LEO Network

About LEO Network

The eyes, ears, and voice of our changing environment

The Local Environmental Observer (LEO) Network is a group of local observers and topic experts who share knowledge about unusual animal, environment, and weather events. With LEO, you can connect with others in your community, share observations, raise awareness, and find answers about significant environmental events. You can also engage with topic experts in many different organizations and become part of a broader observer community.
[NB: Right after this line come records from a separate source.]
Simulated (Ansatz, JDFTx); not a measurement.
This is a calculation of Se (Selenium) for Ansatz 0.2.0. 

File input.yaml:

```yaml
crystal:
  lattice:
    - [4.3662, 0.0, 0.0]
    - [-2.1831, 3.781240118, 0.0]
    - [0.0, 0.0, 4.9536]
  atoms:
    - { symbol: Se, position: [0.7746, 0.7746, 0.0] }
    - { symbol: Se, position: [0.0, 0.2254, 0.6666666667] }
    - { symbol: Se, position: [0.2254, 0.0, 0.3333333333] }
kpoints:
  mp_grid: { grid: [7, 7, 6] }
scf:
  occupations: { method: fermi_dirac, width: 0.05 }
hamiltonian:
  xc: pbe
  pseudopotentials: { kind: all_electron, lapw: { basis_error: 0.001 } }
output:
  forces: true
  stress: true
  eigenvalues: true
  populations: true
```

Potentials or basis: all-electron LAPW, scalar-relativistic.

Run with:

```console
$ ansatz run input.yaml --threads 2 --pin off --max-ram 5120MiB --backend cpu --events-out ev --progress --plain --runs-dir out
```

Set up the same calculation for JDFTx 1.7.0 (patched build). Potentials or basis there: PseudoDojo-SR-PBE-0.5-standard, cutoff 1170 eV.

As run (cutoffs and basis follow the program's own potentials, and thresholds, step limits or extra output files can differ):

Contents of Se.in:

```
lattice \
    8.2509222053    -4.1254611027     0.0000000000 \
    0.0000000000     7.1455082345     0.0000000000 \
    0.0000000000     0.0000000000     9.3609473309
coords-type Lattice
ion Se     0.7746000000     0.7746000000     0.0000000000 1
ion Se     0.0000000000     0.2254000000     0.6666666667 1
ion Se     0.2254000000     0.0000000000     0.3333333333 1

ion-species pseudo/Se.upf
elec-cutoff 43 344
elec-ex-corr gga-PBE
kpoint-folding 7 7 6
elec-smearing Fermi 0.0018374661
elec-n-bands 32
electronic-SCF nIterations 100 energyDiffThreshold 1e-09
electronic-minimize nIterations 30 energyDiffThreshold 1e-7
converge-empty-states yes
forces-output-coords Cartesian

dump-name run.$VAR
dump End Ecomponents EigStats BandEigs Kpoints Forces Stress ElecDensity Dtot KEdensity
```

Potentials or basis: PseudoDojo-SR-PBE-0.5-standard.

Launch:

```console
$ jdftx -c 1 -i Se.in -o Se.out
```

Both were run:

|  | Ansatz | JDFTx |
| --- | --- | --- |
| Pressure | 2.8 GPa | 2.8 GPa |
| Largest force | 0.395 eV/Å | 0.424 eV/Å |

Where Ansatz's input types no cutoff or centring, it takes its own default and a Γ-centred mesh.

Thank you to Moses Dirks, Sally Swetzof, and the Aleut International Association for their translation of the LEO video into the language of the Aleut or Unangan people, Unangam Tunuu, the western dialect of their language. The first video below was translated and recorded by Moses and the second one by Sally.

How LEO Works

Join LEO

The first step is to join LEO and set up your personal profile. Your LEO membership allows you to connect with other LEO Network members, read all Observations on the Network, and submit your own Observations.

Explore LEO

As a member, you can search the LEO database on our website. Search by topic, time, location, source, keyword, or many other dimensions. The results of your search are mappable, downloadable, sharable, and can be saved to return to later.

Submit a Post

Members can also make Observations. When you have an event to share, click ‘Submit Your Own Observation’, and a series of prompts will help you build your post. Similarly, if an unusual environmental event was covered in a local new source, you can also share it on LEO. Click 'Submit a News Article' to get started.

Review & Publishing

Once an Observation has been submitted, it is reviewed by our editorial team. If selected, it will be published to the LEO database, allowing it to be viewed on the LEO map and to appear in search results. Your Observation may also be selected for a special consult, where topic experts comment on your post based on their knowledge or expertise.

LEO Origins

Arctic communities were among the first to experience significant impacts from climate change. In 2009, the Alaska Native Tribal Health Consortium (ANTHC) established the Center for Climate and Health to help describe connections between climate change, environmental impacts, and health effects. In 2012, LEO Network was launched as a tool to help the tribal health system and local observers to share information about climate and other drivers of environmental change.

In 2015, LEO Network was selected as a model program under the United States Chairmanship of the Arctic Council, to help raise awareness and improve communication about climate change in the circumpolar region. Today LEO Network is continuing to evolve and to build new partnerships with local observers - across the Arctic and around the world.